It's a free world so its her life and her choices tho I pity those that are at the receiving brunt of her decisions.

Klass99:


I go kukuma follow her troll today nah grin

I thought so too, especially when she said she's 26 and has 3 kids already.

But then, I reason am sey some of our mothers and grandmothers already had 2 or more kids at that age too, so she may or may not be a troll after all.
Re: Should I Tell Him Abt My Oda Children? by bukatyne(f): 4:33pm On Nov 05, 2020
Mummiesgirls4:

Having 4 kids doesn’t mean I should die single , if other people that have 4 or more babies than me are finding love why can’t I? I am still young and I deserved better things too , having 4 kids will not stop me . Yes if we get married I will have three more kids like we have planned


Madam,

Permit me to laugh grin grin grin grin grin

1 Like

Re: Should I Tell Him Abt My Oda Children? by Klass99(f): 5:20pm On Nov 05, 2020
.
Re: Should I Tell Him Abt My Oda Children? by Gloriagee(f): 5:26pm On Nov 05, 2020
Like is anyone thinking of school fees? Na real wa

Klass99:


Lol grin, na you dey reason the matter go far sef.

The kind shock and awe wey grip me, on top her story ehn.

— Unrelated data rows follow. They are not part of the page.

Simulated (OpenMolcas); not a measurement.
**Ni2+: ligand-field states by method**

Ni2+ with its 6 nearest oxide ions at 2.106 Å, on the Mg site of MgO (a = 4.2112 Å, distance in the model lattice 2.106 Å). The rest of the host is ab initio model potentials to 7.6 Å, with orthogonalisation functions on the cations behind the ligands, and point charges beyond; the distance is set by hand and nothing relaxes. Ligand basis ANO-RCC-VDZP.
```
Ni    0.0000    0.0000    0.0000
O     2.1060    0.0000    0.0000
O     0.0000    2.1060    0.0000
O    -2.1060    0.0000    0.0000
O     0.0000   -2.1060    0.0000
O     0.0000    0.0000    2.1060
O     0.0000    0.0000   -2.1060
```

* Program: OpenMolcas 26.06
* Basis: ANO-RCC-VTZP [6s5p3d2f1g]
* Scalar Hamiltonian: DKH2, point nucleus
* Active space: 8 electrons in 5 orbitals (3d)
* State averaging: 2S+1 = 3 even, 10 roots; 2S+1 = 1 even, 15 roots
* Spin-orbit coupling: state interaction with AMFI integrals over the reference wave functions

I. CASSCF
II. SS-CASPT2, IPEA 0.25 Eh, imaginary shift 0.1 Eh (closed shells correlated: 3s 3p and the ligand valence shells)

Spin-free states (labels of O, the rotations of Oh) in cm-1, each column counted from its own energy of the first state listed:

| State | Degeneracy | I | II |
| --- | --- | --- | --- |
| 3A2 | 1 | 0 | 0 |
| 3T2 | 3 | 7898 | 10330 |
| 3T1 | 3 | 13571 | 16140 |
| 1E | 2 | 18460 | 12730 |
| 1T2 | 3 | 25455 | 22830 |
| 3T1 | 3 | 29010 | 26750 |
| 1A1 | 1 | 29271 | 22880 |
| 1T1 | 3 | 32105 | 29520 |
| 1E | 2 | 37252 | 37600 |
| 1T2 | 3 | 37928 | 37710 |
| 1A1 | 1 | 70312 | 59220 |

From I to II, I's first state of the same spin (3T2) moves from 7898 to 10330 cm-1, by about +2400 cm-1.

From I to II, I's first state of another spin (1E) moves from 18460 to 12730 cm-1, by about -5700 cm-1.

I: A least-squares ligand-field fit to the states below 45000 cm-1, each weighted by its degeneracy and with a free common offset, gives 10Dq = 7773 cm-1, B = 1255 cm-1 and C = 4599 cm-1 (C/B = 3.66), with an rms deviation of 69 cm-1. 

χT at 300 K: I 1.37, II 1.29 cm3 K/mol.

I kept thinking, how are people able to live like this? Don't they have an internal moral compass or conscience which goes off like an alarm bell, alerting them to the fact that, their way of life is self destructive?

Re: Should I Tell Him Abt My Oda Children? by belcom10(m): 6:08pm On Nov 05, 2020
Hmmm, at 26 you already have four kids to different men. What went wrong.